At Great College Advice, our team of college admissions consultants has guided hundreds of student-athletes through every division of college sports, from NCAA Division I powerhouses to D3 programs. This guide compiles the questions our counselors recommend asking, informed by years of firsthand experience working with recruited athletes and their families.

Whether you are an NCAA Division I prospect, a Division III athlete seeking academic rigor, or considering the NAIA, these questions matter. Use them in any recruiting conversation with a coach.


Why the Right Questions Matter

High school athletes can be star-struck when recruited, especially by distant programs. This guide helps you regain control.

Jeanette Hadsell, senior admissions consultant at Great College Advice, says: “The recruiting process is a marathon, not a sprint. Families must research before meeting coaches. Without clear questions, you risk life-changing decisions based on incomplete information.”

One parent in our community put it well: after an MIT Track and Field coach contacted their student a week before the deadline, the family realized they lacked a framework to evaluate the opportunity. A prepared question list would have helped.

Signing with a college athletic program is a major commitment — you exchange athletic ability for education. Be thorough.


Questions to Ask About Your Athletic Role

Before you consider anything else, understand exactly where you fit in the program — not just in Year 1, but across all four years. Coaches recruit for positions they need to fill; make sure you know the full picture.

  • What position will I play on your team?
  • Have you personally watched me play, or have you reviewed my video highlights? Why do you think my skills fit your program?
  • Who are the current players competing at my position, and what skills do they have?
  • How many other recruits are you considering for my position this cycle?
  • Where do you see me fitting into the program in Year 1? Years 2, 3, and 4?
  • What is my realistic chance of earning playing time as a freshman?
  • Where do I rank on your list of recruits for this position?
  • Can I redshirt my first year? Under what circumstances do you typically redshirt players?
  • What are the annual physical requirements — training load, conditioning standards, weight expectations?
  • Will I receive a written scholarship agreement or tender?
  • What are your expectations of me as a player and as a person?

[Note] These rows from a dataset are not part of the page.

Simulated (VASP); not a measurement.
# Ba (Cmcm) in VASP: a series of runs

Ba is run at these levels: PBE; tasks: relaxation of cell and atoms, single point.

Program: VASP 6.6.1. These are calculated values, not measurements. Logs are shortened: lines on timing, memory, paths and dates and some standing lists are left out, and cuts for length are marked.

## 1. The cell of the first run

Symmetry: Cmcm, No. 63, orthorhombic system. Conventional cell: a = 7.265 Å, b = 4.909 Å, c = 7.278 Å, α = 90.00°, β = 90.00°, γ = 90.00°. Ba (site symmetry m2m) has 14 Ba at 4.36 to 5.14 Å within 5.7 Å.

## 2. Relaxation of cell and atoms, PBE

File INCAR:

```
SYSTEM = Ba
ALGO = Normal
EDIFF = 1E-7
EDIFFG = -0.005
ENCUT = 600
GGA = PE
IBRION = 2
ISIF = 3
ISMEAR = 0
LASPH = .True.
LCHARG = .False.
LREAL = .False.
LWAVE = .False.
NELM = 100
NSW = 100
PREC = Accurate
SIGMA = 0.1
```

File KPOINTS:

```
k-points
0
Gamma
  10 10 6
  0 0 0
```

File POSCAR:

A redshirt year lets a student-athlete practice and attend classes without using a year of eligibility. This is common in football and some other sports although less so these days in the new era of NIL (Name, Image and Likeness). Clarifying whether this is part of the coach’s plan is essential. Redshirting affects your four-year trajectory in ways that may not be obvious on a visit.


Questions About NIL (Name, Image, and Likeness)

Since 2021, NCAA athletes have been able to earn money from their name, image, and likeness. NIL has reshaped recruiting, especially at Division I programs.

  • How has NIL impacted your recruiting process at this program?
  • Does your school have an NIL collective, and what opportunities might be available to athletes in my sport?
  • What guidance does the athletic department provide to help athletes navigate NIL deals?
  • Are there any NIL restrictions specific to your conference or institution I should know about?

NIL is no longer a bonus consideration — it is a line-item question in any serious recruiting conversation, particularly for Division I programs.


Questions About the Transfer Portal

The transfer portal is now a lasting part of college athletics. Understanding how a program handles players who leave and recruits from the portal reveals a lot about how the coaching staff values the roster.

  • How many players have entered the transfer portal from your program in the past two years?
  • Do you bring in transfer portal athletes at my position, and how does that affect my roster spot?
  • If I am not progressing the way I hoped, what is your process for having that conversation?
  • If I wanted to transfer, what would that process look like, and would you support my decision?

Questions to Ask About the Coaching Staff

Your relationship with the coaching staff will shape your entire college athletic experience. It is just as important for the coach to evaluate you as it is for you to evaluate the coach.

  • How would you describe your coaching philosophy and style?
  • Where do you place your emphasis during training — offense, defense, individual skill development?
  • When does your head coaching contract expire?
  • What is each assistant coach responsible for?
  • How does your program treat walk-ons?
  • What does a typical week look like for a student-athlete during the season? During the off-season?
  • How important is this sport to the school’s athletic director and administration?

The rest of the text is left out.